My EPA stove has a notched butterfly so that it's impossible to completely shut off the air.  If I'm away from the house in really cold weather and not burning in the stove, frost will form on the glass door and the metal above the door where the air wash system is.


----------



## chipster314 (Dec 30, 2008)

Here is a pics of what I did


----------



## chipster314 (Dec 30, 2008)

close up


----------



## chipster314 (Dec 30, 2008)

Temporarily run into crawl


----------



## Hogwildz (Dec 30, 2008)

Not sure what insert or stove your installing, but you might want to check stove & manual for an actual hook up on lower back for the OAK to connect directly to.
YOur just asking for a serious cold draft with it installed that way.


----------



## chipster314 (Dec 30, 2008)

Yes I am going to have to go down and check out the unit(Osburn 2200) to see where the intake actualy is. I figuerd I would put this in while doing the electrical and if It cannot be used just cover over it with a plate or Roxul. How would one put in a Fresh air Intake? Is OAK short for this?


----------



## North of 60 (Dec 30, 2008)

chipster314 said:
			
		

> Temporarily run into crawl



If your crawl is vented than your done. Its better than outside if you cannot do a direct connect as Hogz has stated.
P>S> your certainly making a valiant effort. Block off plate and all. Good on ya.


----------



## chipster314 (Dec 30, 2008)

Nope crawl all sealed up. Going to have to pop a hole in the old vents that I sealed closed and covered over. When I bought the house it had the floor insulated and nothing on the walls with wall vents. Heating and cooling and inspection guys told me this was backwards. Allowing to much moisture into house and cold air though vents.  My crawl is basically part of my living space( even though I cannot hang out in there LOL/has cement floor) so out came the floor insulation and up went the water proofing R25 Insulation then vapour barrier. Huge difference. Now that area is warm and so is the floor above it and no moisture issues. When I cut through the insulation to get to clean out, could you ever feel the cold from the foundation.


----------



## North of 60 (Dec 30, 2008)

OK then, back to the direct connect.


----------



## Hogwildz (Dec 30, 2008)

chipster314 said:
			
		

> Yes I am going to have to go down and check out the unit(Osburn 2200) to see where the intake actualy is. I figuerd I would put this in while doing the electrical and if It cannot be used just cover over it with a plate or Roxul. How would one put in a Fresh air Intake? Is OAK short for this?
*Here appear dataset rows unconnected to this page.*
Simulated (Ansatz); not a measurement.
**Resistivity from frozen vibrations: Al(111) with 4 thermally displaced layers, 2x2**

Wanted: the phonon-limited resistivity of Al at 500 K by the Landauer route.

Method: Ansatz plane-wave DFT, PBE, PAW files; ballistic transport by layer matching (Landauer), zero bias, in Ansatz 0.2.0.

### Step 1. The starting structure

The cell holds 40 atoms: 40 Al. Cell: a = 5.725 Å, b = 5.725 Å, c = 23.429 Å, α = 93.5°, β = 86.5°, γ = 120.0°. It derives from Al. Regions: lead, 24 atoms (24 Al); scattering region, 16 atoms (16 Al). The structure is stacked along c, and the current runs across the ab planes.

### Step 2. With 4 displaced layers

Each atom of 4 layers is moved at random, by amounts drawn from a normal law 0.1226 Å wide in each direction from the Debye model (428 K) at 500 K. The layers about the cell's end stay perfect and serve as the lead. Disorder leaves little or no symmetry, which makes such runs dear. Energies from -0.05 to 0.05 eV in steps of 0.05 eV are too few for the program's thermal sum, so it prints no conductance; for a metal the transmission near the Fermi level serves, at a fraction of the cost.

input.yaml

Outside air kit is fresh air intake from outside the living space, correct.


----------



## rustynut (Dec 31, 2008)

hi there,
  this is my second stove 
first was a basement install cat stove
lots of chimney and draft problems
frequently had smoke in the house - enough to trigger the smoke alarms 
that long chimney, while boxed in , was hard to warm up
now this latest is a non cat short straight vertical with outside air
on vacation thru the holidays and have only had it in for a week so i'm watching it pretty close 
we had 40 - 50 mph winds two times in the last week and had absolutly no ill affects
i'm thinking that the outside air allows for a much better balanced system while not pulling 
the cold air in every available opening in this drafty place
very pleased with my decision to go with the outside air
best of luck
rustynut


----------